6/29/09
Dream Interpretation: My Ex-Hookup Shows Up with a Huge Backpack

backpackphoto by kevindooley

Other people’s dreams are never interesting…except when they’re about sex. Each week, our dream analyst Lauri Loewenberg tells one lucky reader what their dirty dream means (after the jump). This week, a woman asks Lauri:

I hooked up with a guy at a party several months ago. We met through mutual friends and clicked right away. I’m a 20-year-old virgin and I don’t have much experience with flirting, etc.; in fact he was the third person I’ve ever kissed. I ended up at his place and I spent the night. We didn’t have actual penis-in-vagina sex (I told him I wasn’t “that kind of girl” and he was okay with it), but we fooled around. The next day I gave him my number and we texted and flirted the entire evening. He, however, told me he wasn’t interested in anything (ie. a relationship). Our flirting via text ended there.
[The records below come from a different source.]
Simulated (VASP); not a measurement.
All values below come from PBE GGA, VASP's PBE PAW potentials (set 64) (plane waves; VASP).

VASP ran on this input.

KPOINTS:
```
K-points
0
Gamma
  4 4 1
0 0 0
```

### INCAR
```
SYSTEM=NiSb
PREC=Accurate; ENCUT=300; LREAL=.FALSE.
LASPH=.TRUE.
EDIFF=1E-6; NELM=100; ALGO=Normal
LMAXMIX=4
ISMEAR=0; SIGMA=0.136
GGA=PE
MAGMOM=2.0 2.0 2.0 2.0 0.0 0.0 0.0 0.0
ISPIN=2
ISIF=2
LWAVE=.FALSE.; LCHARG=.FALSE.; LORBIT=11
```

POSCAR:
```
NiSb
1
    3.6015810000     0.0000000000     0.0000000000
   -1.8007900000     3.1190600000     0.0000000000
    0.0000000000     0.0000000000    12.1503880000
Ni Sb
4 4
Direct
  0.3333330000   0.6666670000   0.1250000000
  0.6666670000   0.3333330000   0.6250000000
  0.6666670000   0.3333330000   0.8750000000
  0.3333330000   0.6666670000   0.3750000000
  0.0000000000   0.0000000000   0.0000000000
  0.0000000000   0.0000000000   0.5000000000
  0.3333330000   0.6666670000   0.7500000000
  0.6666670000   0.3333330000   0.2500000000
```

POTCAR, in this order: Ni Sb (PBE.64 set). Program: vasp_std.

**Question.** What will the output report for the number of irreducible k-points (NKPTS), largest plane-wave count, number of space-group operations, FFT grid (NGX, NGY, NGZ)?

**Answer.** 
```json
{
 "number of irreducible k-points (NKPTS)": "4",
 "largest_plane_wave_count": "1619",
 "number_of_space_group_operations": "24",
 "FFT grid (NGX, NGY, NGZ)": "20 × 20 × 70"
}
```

Then a month ago I texted him again asking if he would like for us to meet again. I didn’t really want to text him (I found it embarrassing), but my friend forced me to. We had been talking about him and she “dared” me to text him, or else she would call him. He didn’t reply to my text and a few days later I had this dream:

I am at my parents’ house, sitting in the living room, when I see him outside. He is carrying a HUGE backpack (it looks like one of those backpacking-backpacks and it’s the size of a human; six feet tall). I freak out and go to the bathroom to put on some makeup. My parents greet him while I’m in the bathroom. As I make my way to the front door to greet him I pass my mom, and she says, “What a lovely young man!” I get to the front door, but I can’t see him. The backpack is outside lying on the ground. I then see he is coming down the stairs. The light is weird, so I can’t see his face until he is right in front of me at the bottom of the stairs. He smiles at me and says (with a very strong accent, which he does not have in real life): “Let’s put on a smile on that face!” He walks outside to get the backpack, I assume, but instead he suddenly takes off running and laughing.

I didn’t wake up from this dream, but when I woke up in the morning I had a feeling I had cried in my sleep. It was the first time I dreamed about him and it really weirds me out. What does it mean?

Lauri: That was pretty uncool of your friend!  She brought back a lot of unnecessary pain for you — as evidenced by this dream — for her own pleasure. What a tool! Now that I’ve got that out of my system, let’s piece this dream together…

The living room setting of your dream reflects that you were minding your own business going about living your daily life when this guy is suddenly thrust into your world again (thanks to your uncool friend), which forces you to put up a front that is not truly you (rushing to put on makeup), nor what you truly wanted.

That very large backpack represents the amount of emotional baggage this is for you right now (the bigger something is in a dream, the more weight it holds in waking life).  The emotional baggage is also being shown to you in the form of a backpack because this is something you thought you had put “behind you,” but lo and behold here it is again being laid at your psychological doorstep…thanks to your uncool friend.

In the dream he is coming down the stairs because he was a letdown for you in real life.  The light is weird because you felt weird about being forced to contact him again.  You are unable to see his face because this was something you didn’t want to face but were forced to.  You were only able to see his face once he was right in front of you because he was thrown in your face by that uncool friend!

But what he tells you in the dream is really what you are telling yourself and what the message of the dream is: “Let’s put a smile on that face.” In other words, chin up! Don’t let this bring you down yet again.  He takes off running in the dream because not getting a call back from him is like he told you, all over again: he isn’t interested.  I think his laughing at the end of the dream is connected to your uncool friend’s cheap thrill she got out of putting you through this.  Did I mention that she was a tool?

Response from the dreamer: Thank you so very much! It all makes so much more sense now. I had not realized that the dream might be more about me (and what my friend made me do) than it is about this particular guy. I’m actually glad that the “let’s put a smile on that face” is myself telling me to cheer up because I felt it was just him being mean (because he took off running right after that), when in reality the only person who has been mean to me was my friend. Before your interpretation I felt as if the dream was telling me how cruel this guy was to me, and that has probably let me to resent him quite a bit. Now I feel as if I can let go of that resentment (because he really hasn’t done anything consciously to hurt me…) and finally move on, which I had been doing before my friend goaded me into stirring up that long gone feeling. With all this being said, it still hurts to be rejected three times over; via text first, by not getting a reply second, and in the dream the third time… Also, I’m going to show this analysis to my friend and have her apologize many times over.